This problem is not present with magnetic drive where the cantilever bending signal falls to zero as the surface is contacted (Fig. 10b). Some residual signal is possible with the softest cantilevers because the first bending mode with both ends of the cantilever pinned can have a significant amplitude, but with the cantilever used in this case (k=0.5N/m) this motion was below the level of thermal and other background noise in the instrument. The data for Fig. 10b were obtained well below resonance, so the region labeled "1" where dA/dz<1 corresponds to a region of ‘soft contact’ in which the motion of the tip is not stopped abruptly at the interface. We show below that the tip probably does not contact the surface at all in this region, sensing the interface by changes in the fluid that extend nm away from the surface. The region where dA/dz=1 is labeled "2". The static deflection signal (obtained by filtering the output of the detector) is shown as the thin solid line and this does not begin to rise, indicating contact, until close to the point ("3") where the DFM signal falls to zero. In this experiment, the tip was pushed hard into the surface by continuing the advance many hundreds of nm (not shown) so that, on retraction, the average deflection signal (thin dotted line) showed the hysterysis characteristic of adhesion ("5"). The corresponding DFM signal remained at zero (heavy dashed line) until the tip jumped off the surface ("6") at which point the DFM signal was restored to about half its maximum value, indicating that much (if not all - see below) of the swing is out of contact with the surface in the region labeled "1".

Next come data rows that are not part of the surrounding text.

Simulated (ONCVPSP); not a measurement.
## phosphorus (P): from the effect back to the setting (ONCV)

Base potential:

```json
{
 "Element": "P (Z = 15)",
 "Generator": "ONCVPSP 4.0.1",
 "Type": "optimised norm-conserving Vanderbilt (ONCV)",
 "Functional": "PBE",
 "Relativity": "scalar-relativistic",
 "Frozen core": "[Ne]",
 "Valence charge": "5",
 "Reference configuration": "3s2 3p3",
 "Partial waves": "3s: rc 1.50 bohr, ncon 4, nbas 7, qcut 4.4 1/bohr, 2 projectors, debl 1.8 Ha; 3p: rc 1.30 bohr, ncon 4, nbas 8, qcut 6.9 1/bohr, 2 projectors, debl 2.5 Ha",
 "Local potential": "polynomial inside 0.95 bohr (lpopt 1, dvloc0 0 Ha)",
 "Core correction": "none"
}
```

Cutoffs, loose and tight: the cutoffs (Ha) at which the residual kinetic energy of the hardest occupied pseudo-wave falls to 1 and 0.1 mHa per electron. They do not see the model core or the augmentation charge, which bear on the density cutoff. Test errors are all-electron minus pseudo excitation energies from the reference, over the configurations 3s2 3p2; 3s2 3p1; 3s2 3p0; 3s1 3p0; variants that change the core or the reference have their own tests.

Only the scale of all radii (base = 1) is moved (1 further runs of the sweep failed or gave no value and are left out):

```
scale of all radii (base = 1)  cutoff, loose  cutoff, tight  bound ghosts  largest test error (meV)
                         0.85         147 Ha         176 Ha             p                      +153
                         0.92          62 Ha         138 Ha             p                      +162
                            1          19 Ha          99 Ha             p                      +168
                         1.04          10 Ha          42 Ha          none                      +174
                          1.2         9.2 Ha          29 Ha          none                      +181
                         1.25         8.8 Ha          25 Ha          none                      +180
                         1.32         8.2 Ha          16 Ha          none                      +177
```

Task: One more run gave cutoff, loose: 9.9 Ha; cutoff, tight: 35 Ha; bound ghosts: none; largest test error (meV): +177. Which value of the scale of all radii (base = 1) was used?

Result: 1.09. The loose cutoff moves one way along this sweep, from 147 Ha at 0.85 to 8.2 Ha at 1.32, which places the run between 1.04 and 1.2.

The tuning curve shown in Fig. 9b was obtained from an early instrument and it shows signs of some spurious mechanical resonances (sharp peak near 15kHz). We have found that noise increases significantly with such resonances, suggesting that mechanical excitation of the microscope contributes to the noise background. With care all spurious resonaces can be eliminated, and it is useful to obtain a tuning curve prior to imaging in order to ensure that the cantilever really is magnetically excited.